Consolidate and formalize model report for feature analysis #401

Damonamajor · 2025-10-28T14:36:06Z

This merges two existing EI issues to create a consolidated QC testing framework to run once each year upon final upload of data. It uses 4 reports, 3 derived from this and 1 from this.

The feature missingness creates a series of thresholds to test if values change a significant amount. For example, all acs values should not match, but the percentages should not change by more than 10%.

I also refactored the data_changes script from the previous EI issue so it runs in about half the time.

Because the file takes a long time to run, and it has limited impact once data has been finalized. It should be run manually, not integrated in the model pipeline.

In total the run time appears to be about 2 hours for the actual script, and for some reason, the rendering takes approximately 1 hour.

output is too large to upload, so it is stored here: O:\CCAODATA\tmp\model_features.html

Damonamajor · 2025-10-28T15:31:30Z

reports/quality_control/data_changes.qmd

+)
+
+# Sample for readability
+if (nrow(unmatched_wide) > 10000) {


If everything is included but data hasen't been finalized i.e. school data not being uploaded, the report will just break.
Do we want to include this, since we should be running it after things like that have been resolved? And, I don't think we will look at more than 10,000 observations.
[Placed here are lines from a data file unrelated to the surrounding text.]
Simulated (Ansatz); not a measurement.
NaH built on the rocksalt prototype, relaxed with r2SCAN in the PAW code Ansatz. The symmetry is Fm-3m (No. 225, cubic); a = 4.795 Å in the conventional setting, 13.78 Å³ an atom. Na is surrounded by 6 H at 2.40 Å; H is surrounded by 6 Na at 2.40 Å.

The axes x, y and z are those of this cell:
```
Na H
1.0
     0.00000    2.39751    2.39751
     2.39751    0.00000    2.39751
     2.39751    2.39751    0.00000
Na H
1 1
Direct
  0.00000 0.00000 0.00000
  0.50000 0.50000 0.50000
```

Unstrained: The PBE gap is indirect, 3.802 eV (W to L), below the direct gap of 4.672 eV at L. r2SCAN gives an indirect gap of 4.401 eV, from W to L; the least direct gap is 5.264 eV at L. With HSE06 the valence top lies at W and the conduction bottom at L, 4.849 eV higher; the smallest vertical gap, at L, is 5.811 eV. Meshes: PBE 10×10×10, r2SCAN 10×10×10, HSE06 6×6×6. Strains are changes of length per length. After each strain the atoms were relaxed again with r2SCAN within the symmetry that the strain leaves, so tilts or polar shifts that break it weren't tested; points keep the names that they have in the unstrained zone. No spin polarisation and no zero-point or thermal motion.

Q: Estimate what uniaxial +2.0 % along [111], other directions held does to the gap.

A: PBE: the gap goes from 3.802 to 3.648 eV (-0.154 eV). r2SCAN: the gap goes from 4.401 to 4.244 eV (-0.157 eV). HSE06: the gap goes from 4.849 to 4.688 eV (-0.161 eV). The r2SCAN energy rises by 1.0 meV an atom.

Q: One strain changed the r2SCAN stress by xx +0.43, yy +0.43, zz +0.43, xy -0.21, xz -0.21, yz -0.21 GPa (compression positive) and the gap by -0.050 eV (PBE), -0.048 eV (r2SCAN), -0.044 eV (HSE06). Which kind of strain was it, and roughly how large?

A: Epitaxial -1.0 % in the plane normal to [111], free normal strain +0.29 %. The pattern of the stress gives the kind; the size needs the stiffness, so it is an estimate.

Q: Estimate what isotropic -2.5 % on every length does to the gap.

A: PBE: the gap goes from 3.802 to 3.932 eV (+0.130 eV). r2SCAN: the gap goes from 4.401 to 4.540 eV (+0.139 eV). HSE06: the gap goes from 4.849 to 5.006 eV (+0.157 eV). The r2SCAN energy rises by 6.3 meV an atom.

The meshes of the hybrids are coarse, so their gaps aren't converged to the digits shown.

We also randomize so that we don't get lower numbered pins.

…-for-feature-analysis

Damonamajor · 2025-10-29T16:34:30Z

@jeancochrane
One other thought is, do we want a check for empty strings or anything like that in the data_changes.qmd file?

Damonamajor · 2025-12-19T15:02:57Z

new file is in the same location called model_features.qmd representing the new folder/file name
O:\CCAODATA\tmp

…analysis' of github.com:ccao-data/model-res-avm into 393-consolidate-and-formalize-model-report-for-feature-analysis

jeancochrane

This is just about ready to go! A few small suggestions below.

One higher-level suggestion that we should tackle before we merge: I realized while messing around with the other reports that we typically use the renv environment in the root of the repo for managing the R dependencies that our reports rely on. I checked and it seems like that root renv environment already has all the dependencies that these new reports need. As such, I think we can delete the following renv and R artifacts from this branch, and just use the root renv environment instead:

reports/model_features/renv/*
reports/model_features/.Rprofile
reports/model_features/model_features.Rproj
reports/model_features/renv.lock

reports/model_features/model_features.qmd

reports/README.md

reports/model_features/model_features.qmd

reports/model_features/_baseline_query_data.R

reports/model_features/data_changes.qmd

Co-authored-by: Jean Cochrane <jeancochrane@users.noreply.github.com>

…analysis' of github.com:ccao-data/model-res-avm into 393-consolidate-and-formalize-model-report-for-feature-analysis

Damonamajor · 2025-12-30T21:29:58Z

I rendered the doc, and nothing seems to cause issues, but I'll make sure it finishes fine as well.

jeancochrane

Just kicked off one final render to check to make sure the output still looks good after our most recent changes, but in the meantime, I identified a couple minor issues!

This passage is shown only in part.